## Collaborative Filtering

To address some of the limitations of content-based filtering, collaborative filtering uses similarities between users and items simultaneously to provide recommendations. This allows for serendipitous recommendations; that is, collaborative filtering models can recommend an item to user A based on the interests of a similar user B. Furthermore, the embeddings can be learned automatically, without relying on hand-engineering of features.

### A Movie Recommendation Example
Consider a movie recommendation system in which the training data consists of a feedback matrix in which:

Each row represents a user.
Each column represents an item (a movie).
The feedback about movies falls into one of two categories:
Users specify how much they liked a particular movie by providing a numerical rating.
When a user visits the homepage, the system should recommend movies based on both:
similarity to movies the user has liked in the past (item-item filtering) and movies that similar users liked (usser-item filtering)

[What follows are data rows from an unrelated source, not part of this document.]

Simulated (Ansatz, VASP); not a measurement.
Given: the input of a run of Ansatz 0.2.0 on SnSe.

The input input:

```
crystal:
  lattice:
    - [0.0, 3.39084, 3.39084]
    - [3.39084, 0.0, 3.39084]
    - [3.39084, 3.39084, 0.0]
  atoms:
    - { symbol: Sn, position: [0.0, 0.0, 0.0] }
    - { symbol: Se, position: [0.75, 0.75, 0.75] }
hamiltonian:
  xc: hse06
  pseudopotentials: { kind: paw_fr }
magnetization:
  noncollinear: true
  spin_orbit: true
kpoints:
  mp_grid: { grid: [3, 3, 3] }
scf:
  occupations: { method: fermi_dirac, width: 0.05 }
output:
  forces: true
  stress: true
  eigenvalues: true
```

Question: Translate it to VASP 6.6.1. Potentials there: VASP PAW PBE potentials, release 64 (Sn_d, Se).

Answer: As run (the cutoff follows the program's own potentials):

In the below example we have 610 users and 9724 movies


In [None]:
#import necessary libraries

import pandas as pd
import numpy as np
from IPython.display import display
from sklearn.metrics.pairwise import cosine_similarity

__author__ = "Kanchan Pandhare"
__email__ = "kanchan.pandhare08@gmail.com"


movies = pd.read_csv("movies.csv")
ratings = pd.read_csv("ratings.csv")

#Combine movies and ratings to a single dataframe movie_ratings
movie_ratings  = pd.merge(movies,ratings,)
display(movie_ratings.head())



## Item-Item Similarity

Item-item collaborative filtering, or item-based is a form of collaborative filtering for recommender systems based on the similarity between items calculated using people's ratings of those items.

### Movie Matrix
For Item-Item Similarity we have movie Ids in rows and user Ids in columns. This will form a matrix of (no_of_movies) x (no_of_users)



In [None]:
movie_matrix = movie_ratings.pivot(index = 'movieId', columns = 'userId', values = 'rating').fillna(0)
display(movie_matrix)


In [None]:
movie_similarity =  cosine_similarity(movie_matrix)
np.fill_diagonal(movie_similarity,0)
ratings_matrix_items = pd.DataFrame( movie_similarity )
display(ratings_matrix_items)


### Similar Movies Function 
Here the function takes movie name as input and finds the movie id from the movie name. Later it finds the similar movies associated with the movie name and returns the movies with the similarity score as output

### Recommend Movies As per Item Similarity
In this function we take user id for user A as input and find the movies watched by the user A and having the highest rating to get the movies liked by user A and pass these movies to the above similarMovies function to get the similar movies and sort it in descending order to get the most similar movies in sorted_movies_as_per_userChoice. We also have user2movies to get the movies already watched by user A. Based on this we recommend the movies in sorted_movies_as_per_userChoice but also at the same time we check if they are not already watched by the user A

In [None]:

def similarMovies(movieName): 
    """
    recomendates similar movies
   :param data: name of the movie 
   """
    try:
        #user_inp=input('Enter the reference movie title based on which recommendations are to be made: ')
        inp= movies[movies['title']==movieName].index.tolist()
        movies['similarity'] = ratings_matrix_items.iloc[inp[0]]
        movies.columns = ['movie_id', 'title', 'release_date','similarity']
    except:
        print("Sorry, the movie is not in the database!")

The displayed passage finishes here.